Prove that $(B(A),\|\cdot\|_\infty)$ is a Banach Space

Question

I need to prove that $(B(A),\|\cdot\|_\infty)$ is a Banach Space, where $B(A)$ is the set of bounded functios from $ A $ to $\mathbb R$. I have seen the proof but I don't understand it. This is what I have:

First, we take ${f_n}$ a Cauchy sucession. As it 'lives' in $\mathbb R$, because of the completeness of real numbers we know that this sucession is convergent. My question is: why the proof doesn't finish here? The proof that I'm following now proves that our sucession converges to another function with the infinite norm, but we know that, in $\mathbb R$, all norms are equivalent. Can somebody help me?

Answer 1

By a fenced function $f: A \rightarrow \mathbb{R}$, do you mean $|f(x)| \leq C$, for some $C < \infty$, $\forall x \in \mathbb{R}$ ? i.e., $B(A)$ is the set of all bounded functions.

Its true that $f_n(x) \rightarrow g(x)$ for some $g(x) \in \mathbb{R}$. what you now need to show is:

1. You need to show $|f_n(x)-g(x)| \leq \epsilon$, forall $x \in \mathbb{R}$ (uniformly), for all $n \geq N'_{\epsilon}$. Note that $N'_{\epsilon}$ should not depend on $x$.

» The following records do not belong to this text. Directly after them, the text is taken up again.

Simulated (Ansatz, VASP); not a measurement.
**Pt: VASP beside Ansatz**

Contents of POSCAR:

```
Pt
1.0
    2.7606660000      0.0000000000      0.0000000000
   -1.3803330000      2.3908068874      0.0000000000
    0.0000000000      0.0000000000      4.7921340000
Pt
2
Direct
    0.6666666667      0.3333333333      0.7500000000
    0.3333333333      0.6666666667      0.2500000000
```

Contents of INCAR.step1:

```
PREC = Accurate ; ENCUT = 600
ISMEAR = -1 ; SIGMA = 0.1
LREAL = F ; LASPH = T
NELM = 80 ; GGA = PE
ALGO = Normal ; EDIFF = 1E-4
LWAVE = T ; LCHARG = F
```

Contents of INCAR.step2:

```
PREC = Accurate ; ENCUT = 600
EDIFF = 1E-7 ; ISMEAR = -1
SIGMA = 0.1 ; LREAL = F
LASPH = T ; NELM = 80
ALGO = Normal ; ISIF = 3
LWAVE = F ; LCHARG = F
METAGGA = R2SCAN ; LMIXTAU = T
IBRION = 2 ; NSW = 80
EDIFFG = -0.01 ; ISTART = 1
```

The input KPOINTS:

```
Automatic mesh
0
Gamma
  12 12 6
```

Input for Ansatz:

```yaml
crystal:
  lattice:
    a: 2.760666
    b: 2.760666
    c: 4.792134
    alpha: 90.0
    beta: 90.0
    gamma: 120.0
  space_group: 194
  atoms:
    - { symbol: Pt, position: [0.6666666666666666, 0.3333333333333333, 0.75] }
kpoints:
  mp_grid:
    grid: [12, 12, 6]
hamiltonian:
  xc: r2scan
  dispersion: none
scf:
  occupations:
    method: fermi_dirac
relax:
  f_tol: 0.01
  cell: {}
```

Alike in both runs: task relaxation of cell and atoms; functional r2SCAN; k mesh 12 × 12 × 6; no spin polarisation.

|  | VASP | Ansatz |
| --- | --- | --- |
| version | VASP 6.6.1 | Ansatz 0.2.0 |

2. Further you need to show that $|g(x)| \leq C'$ for some $C' < \infty$ for all $x \in \mathbb{R}$. Note that $C'$ should not depend on $x$. Inparticular as $x \rightarrow \infty$, $g(x) \rightarrow \infty$ should not happen.

a) Point 1):

If $f_n$ is cauchy, it means $||f_n(x) - f_m(x)|| \leq \epsilon$ for all $x \in \mathbb{R}$, for all $n,m \geq N_{\epsilon}$. This implies $|f_{N_{\epsilon}}(x) - g(x)| = |f_{N_{\epsilon}}(x) -f_n(x)+f_n(x)- g(x)| \leq |f_{N_{\epsilon}}(x) -f_n(x)|+|f_n(x)-g(x)|$. By taking $n$ very large such that $|f_n(x)-g(x)| \leq \epsilon$, for all $n \geq \max(M(x),N_{\epsilon})$ ($M$ could be dependent on $x$. So i wrote it as $M(x)$).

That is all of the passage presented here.